Proving Poisson's Equation

[ozone]

Sorry guys I have a lot of trouble with proofs and could use your help with this one.

This is right out of Griffiths (problem 2.29) I have a solution manual, but I'd like to try to get a nudge in the right direction before I turn to it.

Poisson's eq:

$\nabla ^2 V = - \frac{ \rho }{\epsilon }$

Using an identity out of Griffiths we have $\nabla ^2\left(\frac{1}{r}\right) = -4\pi \delta ^3(r)$

finally we know that $V(r) = \frac{1}{4\pi \epsilon }\int \frac{p(r')}{r} \, dr'$

distributing the gradient into our function will yield
$V(r) = -\frac{1}{\epsilon }\int p(r')\delta ^3(r)dr'$

But I do not know what to do with the dirac delta in the final function we have arrived at.

 

[vela]

Sorry guys I have a lot of trouble with proofs and could use your help with this one.

This is right out of Griffiths (problem 2.29) I have a solution manual, but I'd like to try to get a nudge in the right direction before I turn to it.

Poisson's eq:

$\nabla ^2 V = - \frac{ \rho }{\epsilon }$

Using an identity out of Griffiths we have $\nabla ^2\left(\frac{1}{r}\right) = -4\pi \delta ^3(r)$

The $r$ on the lefthand side is the distance between two points whereas the $r$ in the argument of the delta function should be the vector $\vec{r}$.

finally we know that $V(r) = \frac{1}{4\pi \epsilon }\int \frac{p(r')}{r} \, dr'$

The potential V isn't a function of only radial distance. It's a function of all three coordinates. In my edition of Griffiths, he uses the notation V(P) to indicate it's the potential at point P. He doesn't write V(r), which implies something much different. The symbols $p$ and $\rho$ look similar, but they aren't the same symbol. Be consistent. You should also define exactly what you mean by $r$ inside the integral. How is it related to the variables of integration? Finally, $dr'$ should actually be the volume element $d\tau$.

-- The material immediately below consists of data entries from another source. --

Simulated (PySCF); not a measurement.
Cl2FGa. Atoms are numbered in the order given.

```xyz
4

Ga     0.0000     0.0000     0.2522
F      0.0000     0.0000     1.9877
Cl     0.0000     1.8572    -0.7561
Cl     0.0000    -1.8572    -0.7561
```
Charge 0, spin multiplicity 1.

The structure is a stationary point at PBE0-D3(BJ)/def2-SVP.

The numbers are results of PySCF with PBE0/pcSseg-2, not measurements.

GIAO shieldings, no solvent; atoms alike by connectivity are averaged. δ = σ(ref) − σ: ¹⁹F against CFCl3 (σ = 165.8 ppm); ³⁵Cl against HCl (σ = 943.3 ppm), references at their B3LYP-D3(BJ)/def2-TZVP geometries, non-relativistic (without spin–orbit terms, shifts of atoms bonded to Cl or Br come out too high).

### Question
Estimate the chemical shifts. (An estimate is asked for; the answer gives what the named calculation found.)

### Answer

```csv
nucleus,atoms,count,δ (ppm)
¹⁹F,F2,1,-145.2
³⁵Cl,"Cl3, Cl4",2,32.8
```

distributing the gradient into our function will yield
$V(r) = -\frac{1}{\epsilon }\int p(r')\delta ^3(r)dr'$

But I do not know what to do with the dirac delta in the final function we have arrived at.

The lefthand side should not be the potential V.

Electromagnetism is a fairly math-intensive course, so you should really make an effort to be precise with your notation. The sloppiness that you could get away with in earlier courses will really start to hinder you now. Clean it up so you can avoid making dumb errors and confusing yourself.